(A sermon based on Mark 16:1-8 for Easter Sunday)
We have been following Jesus through all that he experienced during Holy Week. We followed him into Jerusalem on Palm Sunday, we followed him into Simon’s house (where he was anointed by an anonymous woman) on Wednesday, we followed him to the table on Thursday, and we followed him to the cross and the tomb on Friday. Now, on this Easter Sunday morning, we are going to follow him out of the tomb.
Interestingly, we are told less about Jesus’s resurrection than we are any of the other events at which we have looked. While we are given some wonderful and helpful stories about his post-resurrection appearances, we are told nothing of what actually happened in the resurrection. Oh, we know that he rose from the dead—and that’s enough—but we are told nothing of the process and we are given none of the details. There are good reasons for those intentional omissions. For one, no one actually saw what happened. For another, if someone had seen it they probably wouldn’t have been able to describe it. So the event is left, as it should be left, shrouded in mystery.
How then can we follow Jesus out of the tomb when the Bible doesn’t let us go into the tomb with him? How can we even imagine coming out of the tomb with Jesus when we are not told what happened when he was raised from the dead?
In a real sense we can’t. Jesus’s tomb is Jesus’s tomb and we can’t go into it. But we have our own tombs. And because Jesus came out of his tomb we can come out of ours.
Many of us are entombed by our awareness of our mortality and by an accompanying fear of death. We need to hear the great truth that because Jesus came out of his tomb by the power of God we will come out of our tombs by the power of God.
One day Jesus will return and our graves will open and we will be raised. That is wonderful news! Some of the most powerful passages in Scripture lead us to celebrate our future resurrection. Here is one of them:
Listen, I will tell you a mystery! We will not all die, but we will all be changed, in a moment, in the twinkling of an eye, at the last trumpet. For the trumpet will sound, and the dead will be raised imperishable, and we will be changed. For this perishable body must put on imperishability, and this mortal body must put on immortality. When this perishable body puts on imperishability, and this mortal body puts on immortality, then the saying that is written will be fulfilled: “Death has been swallowed up in victory.” “Where, O death, is your victory? Where, O death, is your sting?” The sting of death is sin, and the power of sin is the law. But thanks be to God, who gives us the victory through our Lord Jesus Christ (1 Corinthians 15:51-57).

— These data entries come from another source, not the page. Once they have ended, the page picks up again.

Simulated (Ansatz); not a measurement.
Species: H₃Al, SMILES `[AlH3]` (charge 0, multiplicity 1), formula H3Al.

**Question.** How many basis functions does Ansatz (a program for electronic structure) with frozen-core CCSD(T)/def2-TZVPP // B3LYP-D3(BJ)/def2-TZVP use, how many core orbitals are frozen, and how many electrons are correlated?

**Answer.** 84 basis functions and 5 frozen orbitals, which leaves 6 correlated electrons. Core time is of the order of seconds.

So death holds no ultimate power over us; one day because Christ has been raised we will be raised.
Many of us are entombed in our sins. We all too often reduce our sin to the wrong or bad things we do. The heart of sin, though, is pride; it is thinking that we matter more than anyone or anything else and living as if we do. Such sin robs us of real love and of real life.
But the sin that drains our life from us also holds no ultimate power over those who have trusted in Christ; right here and now in this day we can be raised with Christ and we can walk in newness of life. That is wonderful news also! And here is an equally powerful text from Paul about that new life:
What then are we to say? Should we continue in sin in order that grace may abound? By no means! How can we who died to sin go on living in it? Do you not know that all of us who have been baptized into Christ Jesus were baptized into his death? Therefore we have been buried with him by baptism into death, so that, just as Christ was raised from the dead by the glory of the Father, so we too might walk in newness of life. For if we have been united with him in a death like his, we will certainly be united with him in a resurrection like his. We know that our old self was crucified with him so that the body of sin might be destroyed, and we might no longer be enslaved to sin. For whoever has died is freed from sin. But if we have died with Christ, we believe that we will also live with him. We know that Christ, being raised from the dead, will never die again; death no longer has dominion over him. The death he died, he died to sin, once for all; but the life he lives, he lives to God. So you also must consider yourselves dead to sin and alive to God in Christ Jesus (Romans 6:1-11).
The sin—the mindset and heart stance of pride, self-centeredness, and self-protectiveness that shows itself in words, actions, habits, and practices that cause us to harm others and ourselves—does not have to keep locking us away from the life that can be ours in Christ Jesus our Lord. If we open our hearts and lives up to the resurrected Lord he will empower us to live the resurrected life here and now.
And that life will be so full of God’s love, of God’s grace, and God’s life that we will be amazed.
Once we experience the life- and love-giving power of God in this life, we will have no trouble believing that the God who raised Jesus from the dead will also cause us to rise. Once we experience the life that God can give us now, we will have no trouble believing that God will give us life then.
We can follow Jesus out of the tomb now and we can follow Jesus out of the tomb then.